From: "Paul E. McKenney" <paulmck@linux.vnet.ibm.com>
To: john stultz <johnstul@us.ibm.com>
Cc: Ingo Molnar <mingo@elte.hu>, Thomas Gleixner <tglx@linutronix.de>,
Nick Piggin <npiggin@suse.de>, Darren Hart <dvhltc@us.ibm.com>,
Clark Williams <williams@redhat.com>,
Dinakar Guniguntala <dino@in.ibm.com>,
lkml <linux-kernel@vger.kernel.org>
Subject: Re: -rt dbench scalabiltiy issue
Date: Fri, 16 Oct 2009 17:45:05 -0700 [thread overview]
Message-ID: <20091017004505.GI6720@linux.vnet.ibm.com> (raw)
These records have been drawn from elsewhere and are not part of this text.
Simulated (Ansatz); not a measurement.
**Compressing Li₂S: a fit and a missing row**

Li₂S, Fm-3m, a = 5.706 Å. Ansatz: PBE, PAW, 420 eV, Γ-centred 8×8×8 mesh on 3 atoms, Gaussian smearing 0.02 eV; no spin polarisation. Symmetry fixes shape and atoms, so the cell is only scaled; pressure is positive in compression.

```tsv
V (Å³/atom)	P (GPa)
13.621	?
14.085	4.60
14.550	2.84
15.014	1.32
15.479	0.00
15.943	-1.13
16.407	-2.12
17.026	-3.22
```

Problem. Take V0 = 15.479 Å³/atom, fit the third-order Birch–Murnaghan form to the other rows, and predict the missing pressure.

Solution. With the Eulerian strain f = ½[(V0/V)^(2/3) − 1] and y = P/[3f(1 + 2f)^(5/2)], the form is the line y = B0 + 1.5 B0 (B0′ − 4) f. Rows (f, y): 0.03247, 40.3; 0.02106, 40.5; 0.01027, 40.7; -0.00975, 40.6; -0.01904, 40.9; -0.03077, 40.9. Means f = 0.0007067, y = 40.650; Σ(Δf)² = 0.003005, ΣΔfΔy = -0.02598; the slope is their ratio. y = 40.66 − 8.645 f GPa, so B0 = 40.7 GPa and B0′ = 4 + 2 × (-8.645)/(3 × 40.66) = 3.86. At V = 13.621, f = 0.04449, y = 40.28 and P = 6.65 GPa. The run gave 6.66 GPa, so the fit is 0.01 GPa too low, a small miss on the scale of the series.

In-Reply-To: <1255723519.5135.121.camel@localhost.localdomain>
On Fri, Oct 16, 2009 at 01:05:19PM -0700, john stultz wrote:
> See http://lwn.net/Articles/354690/ for a bit of background here.
>
> I've been looking at scalability regressions in the -rt kernel. One easy
> place to see regressions is with the dbench benchmark. While dbench can
> be painfully noisy from run to run, it does clearly show some severe
> regressions with -rt.
>
> There's a chart in the article above that illustrates this, but here's
> some specific numbers on an 8-way box running dbench-3.04 as follows:
>
> ./dbench 8 -t 10 -D . -c client.txt 2>&1
>
> I ran both on an ext3 disk and a ramfs mounted directory.
>
> (Again, the numbers are VERY rough due to the run-to-run variance seen)
>
> ext3 ramfs
> 2.6.32-rc3: ~1800 MB/sec ~1600 MB/sec
> 2.6.31.2-rt13: ~300 MB/sec ~66 MB/sec
>
> Ouch. Similar to the charts in the LWN article.
>
> Dino pointed out that using lockstat with -rt, we can see the
> dcache_lock is fairly hot with the -rt kernel. One of the issues with
> the -rt tree is that the change from spinlocks to sleeping-spinlocks
> doesn't effect the un-contended case very much, but when there is
> contention on the lock, the overhead is much worse then with vanilla.
>
> And as noted at the realtime mini-conf, Ingo saw this dcache_lock
> bottleneck as well and suggested trying Nick Piggin's dcache_lock
> removal patches.
>
> So over the last week, I've ported Nick's fs-scale patches to -rt.
>
> Specifically the tarball found here:
> ftp://ftp.kernel.org/pub/linux/kernel/people/npiggin/patches/fs-scale/06102009.tar.gz
>
>
> Due to the 2.6.32 2.6.31-rt split, the port wasn't exactly straight
> forward, but I believe I managed to do a decent job. Once I had the
> patchset applied, building and booted, I eagerly ran dbench to see the
> new results, aaaaaand.....
>
> ext3 ramfs
> 2.6.31.2-rt13-nick: ~80 MB/sec ~126 MB/sec
>
>
> So yea, mixed bag there. The ramfs got a little bit better but not that
> much, and the ext3 numbers regressed further.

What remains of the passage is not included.